[MUD-Dev] Star Wars Galaxies: 1 character per server

Caliban Tiresias Darklock caliban at darklock.com
Tue Jan 7 11:02:15 CET 2003


From: "Dave Rickey" <daver at mythicentertainment.com>

> I have many quibbles with your math

Okay, quibble with it.

  1. Assume you can fit 50 characters on a server. (X)

  2. Assume each player can have 5 characters. (Y)

  3. Assume the average number of characters per player is 2.4 (Z).

  4. You can fit a maximum of 50 players (X) and a minimum of 10
  players (X/Y) on one server.

  5. Since you have 500 players, you will need at least 10 servers
  (F = P/X).

  6. Since each player can have 5 characters, you will need at most
  50 servers (M = (P / X) * Y).

  7. Since each player already has 2.4 characters, you will need at
  least 24 servers (O = (P / X) * Z).

  8. Since you can't very well throw out existing characters, you
  have to provide servers for them (S >= O).

Where's the problem? It's not necessary to specify what the problem
is, just identify where this *looks* wrong.

  (You will almost certainly encounter dilemmas where you have one
  slot available on server A and two slots available on server B,
  but your last player has three characters that all need to be on
  the same server. However, in this particular case, I am not
  concerned with *how* you get the characters onto the
  servers... just whether you *can* get them onto the servers. If
  you can fit 50 characters on a server, then 1200 characters will
  fit on 24 servers, but in order to keep your players happy you
  will undoubtedly need one or two more to handle situations like
  the above.  Besides, if you want new players to sign up, you need
  space for *their* characters too, so we can actually alter the
  equation at the end of statement 8 to "S > O" in all but the most
  pathological of circumstances.)

> (the process by which you tie "Y" to "S"

...is not mathematical.

  Y does not affect S at all, mathematically. Y is an upper bound on
  Z, Z is tied to O, and O is a lower bound on S. When Z rises, O
  rises; Z may bump into Y, or O may bump into S, but when that
  happens both Z and O simply stop. They don't move Y or S in
  response.

A real-world example might help.

  Imagine that you have a pair of toy cars on adjacent tracks, and
  there is a bolt solidly connecting them to one another. Label one
  O and the other Z.  Now place two bricks somewhere farther along
  the tracks; one labeled S in front of car O, and one labeled Y in
  front of car Z. When you move car Z, car O moves. But when one car
  runs into a brick, the other car cannot go any farther
  either... no matter how much track is in front of it.

At that point, some mechanism needs to step in to alter Y or S or
both. In this case, you need to move one or both of the bricks. If Z
has bumped into Y, then you can move S as far as you want and
nothing will happen. If O has bumped into S, then you can move Y as
far as you want and nothing will happen. But O and Z necessarily
move together, so when you need to move S or Y, you will *probably*
have to move the other in the near future.

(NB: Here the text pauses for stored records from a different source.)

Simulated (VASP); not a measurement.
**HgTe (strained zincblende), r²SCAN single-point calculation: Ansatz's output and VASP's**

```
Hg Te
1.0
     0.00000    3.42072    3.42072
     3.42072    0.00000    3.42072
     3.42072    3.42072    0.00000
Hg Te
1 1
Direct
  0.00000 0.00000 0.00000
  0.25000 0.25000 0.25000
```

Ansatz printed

<EdNote: Some rewording in the next sentence>

If you're thinking, "I'd put the bricks behind the cars," you're
missing the point.

> But this is simply flat wrong.  You do *not*, under any
> circumstances, want to be telling a potential customer "You can't
> play with your friends."

However, if he actually can't play with them, that's sort of what
you *have* to tell him. What you want simply doesn't enter into it.

> If SWG has bought into a database liscense that says they may only
> have X characters per server, that's a business decision, not a
> design choice, and certainly not a law of nature.

Actually, it is. It's not the database license, it's the world's
capacity.  Each server is only capable of handling a world of finite
size, and a world of finite size can only handle a finite number of
characters before you simply cannot have enough resources for
them. Even if you generate your world dynamically, using fractal
algorithms to expand the game world every time a new character is
created, you can still only have so much world -- mass storage space
is finite, system memory is finite, processor power is finite, there
are innumerable bounds and limitations on your server capacity which
will simply never be infinite in scope. Even if *everything* you
develop will *theoretically* handle an infinite number of
characters, it will never be able to do so in practice. There is
simply no way around this problem.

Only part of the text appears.